Tyre companies need cash

Small-scale tyre service companies have asked the government to empower them by providing the necessary capital for them to better meet the needs of motorists.

Local tyre providers lack the capital to expand their popular roadside businesses.
Local tyre providers lack the capital to expand their popular roadside businesses.

With Zimbabwe’s rubber industry and tyre manufacturing companies yet to fully recover from the country’s economic meltdown, informal tyre services have stepped up with second hand tyres from neighbouring countries to satisfy needs of the local market. Tapiwa Nhehwa (32) of Dombotombo, Marondera told The Zimbabwean how his services played a crucial role in the economy of the country.

“I learnt the trade as an assistant tyre mender from my father who worked at Peacock Service Station in Harare for 20 years of his working life. After completing my High School education 1999, I realised industries were closing as the country’s economy collapsed.

Major cause of accidents

“My father advised that as a man I had to swiftly swallow my pride and follow his footsteps as a tyre mender, since the economy was already on a free fall. He would take me on as an unofficial tyre mending apprentice at his work place.

“Management at the company was mainly white which emphasised the need for high standard tyre mending and maintenance. Poor tyre condition is the major cause of the majority of fatal road accidents.

“After mastering the ropes of the tyre service and maintenance trade in 2003, I joined the great trek to the Diaspora and landed in Botswana where I worked part time to raise capital for my own tyre service company back home. As I would regularly send groceries and cash to dependents back home, it took me two years to make enough savings for the project.

“Armed with an electric air compressor, a power generator, three hundred good second hand tyres, dozens of tyre tubes and glue, I returned home in 2005.

“As the administration of the local authority here was then choked with financial constraints and maladministration, I provided services from my homestead along Nungu Road, Rujeko. Business was not as brisk as I had expected as motorists could not access fuel and the Zimbabwean dollar used as the country’s sole legal tender then had become worthless.

“Once in a while, motorists and owners of push-carts would trickle in for my services. This kept me going through hard times and other prevailing challenges did not break my spirit.

“Following the dollarization of the economy, business in the informal tyre industry assumed an upward turn as fuel supplies and the fleet of cars on the country’s roads increased significantly. Formal tyre and rubber industries did not respond to the signs of economic recovery as investors maintained a wait and see attitude.

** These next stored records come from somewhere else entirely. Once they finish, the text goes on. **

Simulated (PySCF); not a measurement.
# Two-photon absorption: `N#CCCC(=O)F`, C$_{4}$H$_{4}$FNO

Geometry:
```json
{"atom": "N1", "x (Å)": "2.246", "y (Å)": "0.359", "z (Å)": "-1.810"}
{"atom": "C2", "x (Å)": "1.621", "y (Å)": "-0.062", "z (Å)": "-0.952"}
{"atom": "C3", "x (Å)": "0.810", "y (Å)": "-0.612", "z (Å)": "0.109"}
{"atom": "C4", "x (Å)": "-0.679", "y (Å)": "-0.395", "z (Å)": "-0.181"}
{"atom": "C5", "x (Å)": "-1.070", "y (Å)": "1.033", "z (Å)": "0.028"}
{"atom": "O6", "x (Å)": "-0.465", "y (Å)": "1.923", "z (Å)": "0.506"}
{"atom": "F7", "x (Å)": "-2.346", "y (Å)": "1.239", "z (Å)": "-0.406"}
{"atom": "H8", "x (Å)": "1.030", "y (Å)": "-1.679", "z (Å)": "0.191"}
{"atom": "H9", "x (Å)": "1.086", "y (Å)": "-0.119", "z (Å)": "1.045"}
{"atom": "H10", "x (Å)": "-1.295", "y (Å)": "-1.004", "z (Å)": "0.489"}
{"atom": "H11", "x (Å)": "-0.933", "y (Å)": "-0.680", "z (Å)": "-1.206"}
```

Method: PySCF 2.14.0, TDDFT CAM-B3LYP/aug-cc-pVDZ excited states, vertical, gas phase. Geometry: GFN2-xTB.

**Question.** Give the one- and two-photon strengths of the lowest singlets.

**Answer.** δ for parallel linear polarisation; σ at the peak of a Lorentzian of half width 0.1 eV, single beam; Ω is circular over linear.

“Since the tyre industry was highly cash intensive we urge government to extend loan facilities to small scale players in the tyre industry as we sustained and kept vehicles on the road. Cash capital would capacitate us to supply quality tyres to the motoring public.

Small-scale loans

“Who is benefitting from the much publicised government project loans if small-scale business people in the high density residential areas like me were not receiving anything? Where are the loans going?

“If tyre service providers in my situation were provided with business loans averaging US$400 we would provide safe and quality tyres to our clients. “With necessary resources I would employ assistants in various capacities. I would hire tyre pressure attendants, tyre menders, tyre salesmen and car washers.”

Nhehwa and other small scale business people in his situation, bemoaned their exclusion from Members of Parliament Community Development Projects, sponsored by the government Constitution Development Fund (CDF).